![]() Carnegie Mellon University The DEPTHX explorer robot, with its sampling arm extended, prepares to take a sample from the underwater wall of the cenote known as La Pilita in Mexico. |
Sinkholes in Mexico -- those watery geological enigmas that have lured people to their banks for centuries -- don't easily reveal their deep, dark secrets.
But scientists are now collecting a mother lode of information about sinkholes known as "cenotes" in Mexico's central Gulf region, with help from roboticists at Carnegie Mellon University.
Controlled by CMU software, DEPTHX already has proven its value as a top-flight cenote explorer.
In a project funded by NASA, the robot that resembles a flattened orange last month explored La Pilita Cenote, which is 105 meters deep, and returned with maps, measurements, scientific analysis and other novel detail.
DEPTHX's first three-hour exploration of La Pilita on Feb. 5 ended with it surfacing on its own.
"It was like religious experience," said Bill Stone, owner of Stone Aerospace, who assembled the team of scientists from CMU and the universities of Arizona, Texas and Colorado to develop the robot.
Exploration of La Pilita is a warmup for a May 14-27 mission to plumb the 300-meter depths of El Zacaton Cenote, the world's deepest hydrothermal spring, and return with new details about its size, shape, possible origins and whether it harbors life.
While the deep-water journeys add to science, they also aid in developing DEPTHX's successors, which will be equipped to melt through Antarctic ice to explore hidden polar lakes and in time explore Jupiter's moon, Europa, where scientists hope it can melt through 10 kilometers of ice to search its oceans for signs of life.
DEPTHX has 36 on-board computers and 96 sensors including sonar, which operate on 100,000 lines of computer code. The robot also has onboard electrical power equivalent of 10 kilos of TNT stored in some of the largest lithium batteries ever assembled, Dr. Stone said.
As a result, DEPTHX can operate underwater for eight hours.
"Extraordinary," Dr. Stone said, describing DEPTHX as the leading edge of autonomous robotics. "To me, that's a pretty impressive thing for people to pull off."

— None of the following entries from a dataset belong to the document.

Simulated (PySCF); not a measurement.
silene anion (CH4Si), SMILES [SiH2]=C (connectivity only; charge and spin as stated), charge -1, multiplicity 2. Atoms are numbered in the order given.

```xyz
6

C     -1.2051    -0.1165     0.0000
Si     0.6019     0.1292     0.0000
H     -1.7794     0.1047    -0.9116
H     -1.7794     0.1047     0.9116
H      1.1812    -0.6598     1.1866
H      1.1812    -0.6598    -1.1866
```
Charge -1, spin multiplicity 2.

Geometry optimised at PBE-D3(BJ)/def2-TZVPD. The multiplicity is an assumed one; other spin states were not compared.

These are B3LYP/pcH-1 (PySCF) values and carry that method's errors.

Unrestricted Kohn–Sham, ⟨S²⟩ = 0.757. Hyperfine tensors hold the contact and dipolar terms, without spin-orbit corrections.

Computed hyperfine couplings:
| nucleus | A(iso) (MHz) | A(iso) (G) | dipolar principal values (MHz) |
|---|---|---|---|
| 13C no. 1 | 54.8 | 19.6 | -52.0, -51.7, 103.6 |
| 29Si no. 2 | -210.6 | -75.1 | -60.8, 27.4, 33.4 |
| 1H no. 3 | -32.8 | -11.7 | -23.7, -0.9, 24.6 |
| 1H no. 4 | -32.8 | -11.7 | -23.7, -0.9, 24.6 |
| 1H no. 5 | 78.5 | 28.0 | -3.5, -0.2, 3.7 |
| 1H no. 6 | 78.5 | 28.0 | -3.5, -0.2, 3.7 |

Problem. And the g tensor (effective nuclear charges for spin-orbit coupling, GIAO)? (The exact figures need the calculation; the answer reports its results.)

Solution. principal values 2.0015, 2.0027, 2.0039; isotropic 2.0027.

But a setback did occur last week during a test dive. Due to a software glitch, DEPTHX got caught under an overhang 25 feet underwater and had to be rescued by humans. Dr. Stone said it prompted improvements. Since then successful missions have been run.
"In my opinion, the super tough nuts have been cracked with DEPTHX," Dr. Stone said. More sophisticated sensors and other advances will be necessary for future missions.
Dr. Stone said he recruited Dr. Wettergreen because of CMU's expertise in software systems to run robots. CMU developed "system executive software" to navigate and guide the robot to map the cenote and autonomously create an exploration strategy. That includes judging whether it has sufficient power or is moving too close to walls.
CMU researchers also helped to develop a mapping system that reduces scanned areas to a series of cubes where mathematics and probability are used to predict accurately what the robotic is seeing.
The robot originally was tested at the end of a tether. Then it took dives that progressively got longer. Ultimately they released DEPTHX into La Pilita and waited for it to resurface.
"It started its largest dive at 9 p.m. and when it came up, we were happy," Dr. Wettergreen said. "We were watching movies. We had nothing to do until 2 hours and 55 minutes. We knew it had only 3 hours."
La Pilita, he said, "looks like a weird duck pond in the middle of a field in Mexico." But below the surface, this is not the typical duck pond. La Pilita is 340 feet deep. It also extends under the ground surface, making it difficult for a robot to find its way back to the surface.
Mexican sinkholes are situated in volcanic regions whose warmth and acidity carved through limestone to create enormous voids that filled with water.
Dry land robots created by Dr. Wettergreen and others are ideal for exploring dangerous caves, volcanic craters and other geological constructs that provide difficult access for humans. They are also proving ideal for underwater exploration.
The next goal is to explore El Zacaton, "a bottomless pit" that's the world's largest sinkhole. It represents the inverse of scaling Mount Everest, Dr. Wettergreen said.
Simply stated, DEPTHX must explore the unknown water environment, then find its way out, he said.
"The exploration process will take a big look and fill in the details," he said.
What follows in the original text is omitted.